Jordan Miller perfect as Miami rallies past Texas in Elite Eight

AP photo by Jeff Roberson / Miami guard Jordan Miller celebrates after scoring against Texas during an NCAA tournament Elite Eight game Sunday in Kansas City, Mo. Miller's perfect shooting day, as he went 7-for-7 from the field and 13-for-13 at the foul line, led the Hurricanes to an 88-81 comeback win and the program's first Final Four trip.
AP photo by Jeff Roberson / Miami guard Jordan Miller celebrates after scoring against Texas during an NCAA tournament Elite Eight game Sunday in Kansas City, Mo. Miller's perfect shooting day, as he went 7-for-7 from the field and 13-for-13 at the foul line, led the Hurricanes to an 88-81 comeback win and the program's first Final Four trip.

KANSAS CITY, Mo. — On the eve of the University of Miami men's basketball team playing a game where a win would deliver the team's first Final Four berth, the quiet conversation floating through the team hotel did not revolve around all that the Hurricanes had accomplished this season.

Instead, they talked about what had happened to bring last season to a close.

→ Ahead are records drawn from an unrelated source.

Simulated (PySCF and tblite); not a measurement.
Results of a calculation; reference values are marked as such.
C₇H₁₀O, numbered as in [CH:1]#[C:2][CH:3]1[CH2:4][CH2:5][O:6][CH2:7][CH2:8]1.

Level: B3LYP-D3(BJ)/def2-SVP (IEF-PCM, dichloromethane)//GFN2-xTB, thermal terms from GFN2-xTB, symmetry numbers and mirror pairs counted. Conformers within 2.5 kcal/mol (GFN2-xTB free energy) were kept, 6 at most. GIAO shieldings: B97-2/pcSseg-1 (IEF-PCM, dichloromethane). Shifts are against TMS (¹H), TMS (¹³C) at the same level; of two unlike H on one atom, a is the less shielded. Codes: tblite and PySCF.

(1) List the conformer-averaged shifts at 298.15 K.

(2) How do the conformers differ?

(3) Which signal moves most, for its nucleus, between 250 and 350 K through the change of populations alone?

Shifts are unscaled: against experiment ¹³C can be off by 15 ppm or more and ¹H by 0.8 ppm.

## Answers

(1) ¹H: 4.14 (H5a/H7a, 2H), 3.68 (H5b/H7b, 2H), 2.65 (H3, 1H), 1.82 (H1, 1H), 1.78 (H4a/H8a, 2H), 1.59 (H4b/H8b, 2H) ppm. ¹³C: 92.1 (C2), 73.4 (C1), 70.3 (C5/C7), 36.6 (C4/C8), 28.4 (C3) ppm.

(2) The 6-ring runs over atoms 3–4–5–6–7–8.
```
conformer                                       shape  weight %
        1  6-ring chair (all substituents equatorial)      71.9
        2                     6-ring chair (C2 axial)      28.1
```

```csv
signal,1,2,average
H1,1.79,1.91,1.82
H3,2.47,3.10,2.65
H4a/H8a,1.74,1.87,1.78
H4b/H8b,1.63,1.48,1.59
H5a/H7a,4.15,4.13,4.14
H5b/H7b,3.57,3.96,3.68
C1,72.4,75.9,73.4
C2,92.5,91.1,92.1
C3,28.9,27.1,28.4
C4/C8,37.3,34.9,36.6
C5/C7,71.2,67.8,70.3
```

The sting of an Elite Eight defeat was fresh to those who were there, and they made everyone else feel it, too.

"That loss sat with me for a really long time," fifth-year senior guard Jordan Miller said. "It doesn't go away, and the fact that we had the opportunity to come back and make amends, make it right, that's what was pushing me."

Miller responded with a perfect performance against second-seeded Texas in the Midwest Region final Sunday. Along with Atlantic Coast Conference player of the year Isaiah Wong and March Madness dynamo Nijel Pack, Miller rallied the fifth-seeded Hurricanes from a 13-point deficit in the second half for an 88-81 victory that clinched that long-awaited trip to the NCAA semifinals.

"How hard we fought to come back in this game, especially on a stage like this, it's an amazing feeling," said Pack, one of Miami's newcomers. "I know how much these guys wanted to win this game, especially being here last year and losing in the Elite Eight, and now being able to take it to the Final Four is something special."

Miller finished with 27 points, going 7-of-7 from the field and 13-of-13 from the foul line, while Wong scored 12 of his 14 points in the second half against the Longhorns (29-9), who had been the highest seed remaining in a topsy-turvy NCAA tournament.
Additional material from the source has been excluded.